Writing Guidelines

Avoid these common writing mistakes

Misspellings
Look up suspicious words in a dictionary. Use spell-check on the word processor. Proof-read your work, or better yet persuade somebody else to proof-read your work for you.

Use of the Passive Voice
The active voice is usually more direct and vigorous than the passive, and the habitual use of the active voice makes for forcible writing.

Example: “It was not long before he was very sorry that he had said what he said” can be effectively changed to “He soon repented his words.”

Use of the First Person
Generally avoid use of first person, although “I” is occasionally okay to use if done very sparingly and without editorializing and emotion.

Example: “I was interested in the problem of...” is okay. Generally, however, use the third person.

Failure to Use the Proper Bibliographic Format
Follow the Turabian guidelines. Do not give biographic detail in the text to your paper because the citation format gives those details. Be aware that sometimes the sentence construction itself forces you into a citation mode.

Example: “Many studies are too old” or “Research shows that ...”, then you are forced to cite specific studies.

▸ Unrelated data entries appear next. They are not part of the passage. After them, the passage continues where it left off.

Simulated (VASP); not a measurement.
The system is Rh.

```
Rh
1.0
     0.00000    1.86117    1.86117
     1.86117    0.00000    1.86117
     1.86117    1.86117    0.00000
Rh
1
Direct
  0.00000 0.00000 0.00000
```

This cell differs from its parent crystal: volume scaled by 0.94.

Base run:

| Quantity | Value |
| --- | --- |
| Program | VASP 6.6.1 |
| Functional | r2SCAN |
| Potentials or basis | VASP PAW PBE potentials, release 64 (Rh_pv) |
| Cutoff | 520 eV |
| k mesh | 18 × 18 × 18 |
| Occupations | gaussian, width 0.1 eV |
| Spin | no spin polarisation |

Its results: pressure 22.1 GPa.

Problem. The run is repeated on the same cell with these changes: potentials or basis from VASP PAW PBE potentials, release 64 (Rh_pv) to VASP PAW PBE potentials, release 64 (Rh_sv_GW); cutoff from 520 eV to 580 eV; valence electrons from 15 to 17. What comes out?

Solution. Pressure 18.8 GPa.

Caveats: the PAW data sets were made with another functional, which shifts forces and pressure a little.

Remember that the Bible is a book and is to be treated as a publication.

Avoid Wordiness
Vigorous writing is concise. A sentence should contain no unnecessary words, a paragraph no unnecessary sentences. This does not require that writers make all sentences short, or avoid all detail, but that every word tell. Many expressions in common use violate this principle, such as “he is a man who” rather than “he,” “this is a subject which” rather than “this subject,” “the fact that he had not succeeded” should be written as “his failure” and “owing to the fact that” should read “since.” Also, the phrases “who is,” “which was,” and the like are often superfluous. A positive statement is more concise than the negative, and the active voice more concise than the passive. Another common violation of conciseness is the presentation of a single complex idea, step by step, in a series of sentences which might, to advantage, be combined into one.

Specific Words to Avoid
Avoid unqualified use of the word “cause” because it provokes a philosophical discussion about establishing true cause of anything. Do not use significance or correlation unless these words mean what they mean statistically. Use “study” or “analysis” as alternative terminology to research which sounds like something more glorious than it is. Remember that data is plural.

Avoid Sexist Language
Man/Woman is at a point in his/her existence where the generic masculine is not to dominate the way one expresses himself/herself. To correct a sentence in which all subjects are male, such as “When a student writes a paper, he must proofread carefully,” make the subject plural: “When students write papers, they must proofread carefully.”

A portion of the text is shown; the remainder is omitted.